Good news for all you fans of eating food so you can live: short-term food prices are expected to finally ease following a period of soaring food prices. The bad news: food prices are expected to continue climbing faster than in past years for the foreseeable future.
Fingers continue to be pointed at various “root causes” of the skyrocketing food prices. If you put four different economic analysts in a room, you’d get a list of causes a mile long, and that list would certainly include things like currency devaluation, oil prices, food being converted to fuel, and obese Americans who like to eat anything that isn’t nailed down. And each of those economic analysts could probably provide a dozen reasons why each of those causes isn’t as important as the others.
But whether you’re an economic analyst, oil tycoon, or obese American, there’s little arguing against one important fact of life: the demand for everything is growing. The world population continues to grow, and with more people comes more demand for food, oil, gold, silver, copper, silicone, and dozens of other commodities. The last time I checked, the Earth itself is not growing proportionately to the increase in population; in fact, it isn’t growing at all! So more people end up fighting over a fixed set of resources, and you don’t need an economic analyst to remind you about the concept of supply and demand.

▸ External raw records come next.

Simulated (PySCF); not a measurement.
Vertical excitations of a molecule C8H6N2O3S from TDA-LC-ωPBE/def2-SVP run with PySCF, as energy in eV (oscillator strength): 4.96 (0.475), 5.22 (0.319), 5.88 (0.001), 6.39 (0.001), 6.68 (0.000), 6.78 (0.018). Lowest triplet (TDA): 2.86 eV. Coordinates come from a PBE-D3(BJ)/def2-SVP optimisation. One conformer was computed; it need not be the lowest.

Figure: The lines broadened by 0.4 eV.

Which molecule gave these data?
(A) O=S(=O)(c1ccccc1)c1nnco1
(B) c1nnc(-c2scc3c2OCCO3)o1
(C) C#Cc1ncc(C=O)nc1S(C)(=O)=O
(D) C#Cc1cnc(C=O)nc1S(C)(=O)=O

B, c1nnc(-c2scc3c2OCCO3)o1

On a large scale, the rapidly growing world population will pose problems across the map for big countries like the United States and Russia as well as the smaller countries nobody really cares about. On a smaller scale, large families will feel the hurt much more as consumable goods become more and more expensive. Consider this example: A family of three (mom, dad, son) currently survives and thrives on just 70% of mom and dad’s income. Mom and dad do the math and decide to have a second child. Their reasoning is that, if each family member comes with a proportionate amount of expenses, another child would only take 20-25% of their current income to support—something they can clearly afford… right now. But what if the cost of living goes up much faster than the family income (say, twice as fast)? It might only take a few years before the family can no longer keep up with the same quality of life they had before. Here’s a graphic that illustrates this situation:
In the table above, assume the family income grows by 3% per year but the cost of living jumps 6% annually. The family can raise one child to adulthood quite comfortably even with the inflation rate growing faster than the family income, but adding a second child to the mix could mean the family will hit money troubles before the second kid hits kindergarten.
Of course, this scenario makes a lot of assumptions. A hard-working family may be able to keep up with cost of living increases no matter how high prices go. And there are always cost-cutting measures families can take for those years when things get a little too pricey. But this situation is probably more common in today’s society than most people think. So what usually happens when that two-child family hits the point when their expenses exceed their income? Probably they cut costs, partially to the detriment of their firstborn. Sorry, Billy, you can’t have a book to read because your younger sister needs braces. The one-child family, in the meantime, just bought their eight-year-old a new Lexus.
I’m not going to tell you that you should only have one child. But I will tell you that you shouldn’t have two or more children. Otherwise you won’t be able to shower your firstborn with the total sum of your monetary love, so he or she will grow up to have eight children out of spite. Then food will cost $80 a pound, gas $30 a gallon, and gold $5,000 an ounce.
All just because you thought having two children wasn’t such a big deal.